Ever since the explorers of old used oral storytelling, flyers, and published journals to spread word of streets lined with gold, fountains of youth, or rich silks and spices, people have been using mass media to motivate others to go on adventures. A hundred years ago, even Ernest Shackleton promised “honor and recognition” in an ad in the London press to any adventurer who would sign up to go with him on an attempt to cross Antarctica via the South Pole:
“Men Wanted for Hazardous Journey. Small wages, bitter cold, long months of complete darkness, constant danger, safe return doubtful. Honour and recognition in case of success.”
In those days, however, most of the people who took the bait expected a testing of their mettle and knew that they would be taking on an adventure that would push them to the limit. Today, however, with the ubiquitous of films, “average people” are being inspired to go on dangerous journeys — thinking they’ll be safe. Often, this isn’t the case.

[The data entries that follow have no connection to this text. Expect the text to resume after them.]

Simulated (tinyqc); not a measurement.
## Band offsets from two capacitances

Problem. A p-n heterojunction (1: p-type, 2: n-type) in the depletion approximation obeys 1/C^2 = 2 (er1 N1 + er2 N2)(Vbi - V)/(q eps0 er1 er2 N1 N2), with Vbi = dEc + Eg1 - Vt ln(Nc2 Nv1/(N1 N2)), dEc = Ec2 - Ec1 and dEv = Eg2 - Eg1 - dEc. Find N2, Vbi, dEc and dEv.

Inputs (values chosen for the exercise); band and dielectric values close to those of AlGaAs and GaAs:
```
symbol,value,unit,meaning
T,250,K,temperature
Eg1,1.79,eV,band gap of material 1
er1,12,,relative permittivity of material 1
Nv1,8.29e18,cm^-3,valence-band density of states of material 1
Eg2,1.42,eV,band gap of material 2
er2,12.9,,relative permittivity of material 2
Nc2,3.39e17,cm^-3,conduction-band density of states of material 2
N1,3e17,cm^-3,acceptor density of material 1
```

Places sometimes figure as prominently as any lead character in a film. Think of the 1965 film The Sound of Music, and you picture Julie Andrews spinning around in front of the Austrian Alps. I wonder how many travelers since the sixties have attempted a climb for that exact spot — and done their own 360.
Twenty years later, 1985’s Out of Africa spawned countless African safaris by moviegoers. And following 2001’s Lord of the Rings trilogy, New Zealand was inundated with hordes of visitors looking for an adventure traveler’s playground: raging, white-water rapids; glacial lakes; dramatic cliff faces; and dense forests.
I have to confess that my own recent adventure to the Galápagos was partly inspired by a movie I’d seen a few years ago. In fact, my naturalist guide even pointed out a spot where a scene from the 2003 nautical adventure movie Master and Commander was shot.
It’s clear that locations depicted on screen often see a boost in tourism. Perhaps the top prize for the movie that inspired the most real-life adventures has to go to Into the Wild. Since that film premiered in 2007, year after year, a steady stream of unprepared people have risked their lives and trekked through Denali National Park in Alaska in hopes of reaching the bus where Christopher McCandless starved to death. And each summer since then, rescuers have recovered at least half a dozen lost hikers on McCandless pilgrimages.
As recently as September of last year, a sixty-four-year-old man hiked into Utah’s Lower Blue John Canyon. He slipped and fell ten feet, breaking his left leg and dislocating his right shoulder. Three days later, a National Park Service patrol found his car. The next morning, a helicopter crew spotted him crawling across the desert, about four miles from the site of his accident. Why had he gone to the Lower Blue John Canyon? He reported he had been inspired by the 2010 release of 127 Hours, the movie starring actor James Franco that was based on the experience of Aron Ralston, the man who got trapped in that canyon by a falling rock and was forced to amputate his arm. Until two years ago when the movie was released, the fissure was only known to serious canyoneers and people who’d read Ralston’s 2003 memoir, Between a Rock and Hard Place.
What’s even more intriguing about all of this — much as with the explorers of old who embellished their calls for adventure with promises of untold riches to be gained and wonders to be seen — is that the not-so-much-truth-in-advertising is still going on. That lagoon that Franco jumps into within Lower Blue John Canyon where Ralston got caught? It doesn’t exist.
I wonder what thrilling adventures the new 2012 movie John Carter will inspire. Edgar Rice Burroughs originally wrote the “script” more than one hundred years ago.
Do you think modern movies are inspiring “average” people to go on adventures that are far beyond their physical abilities? Or is this just what adventure tales have always been meant to do: test our limits?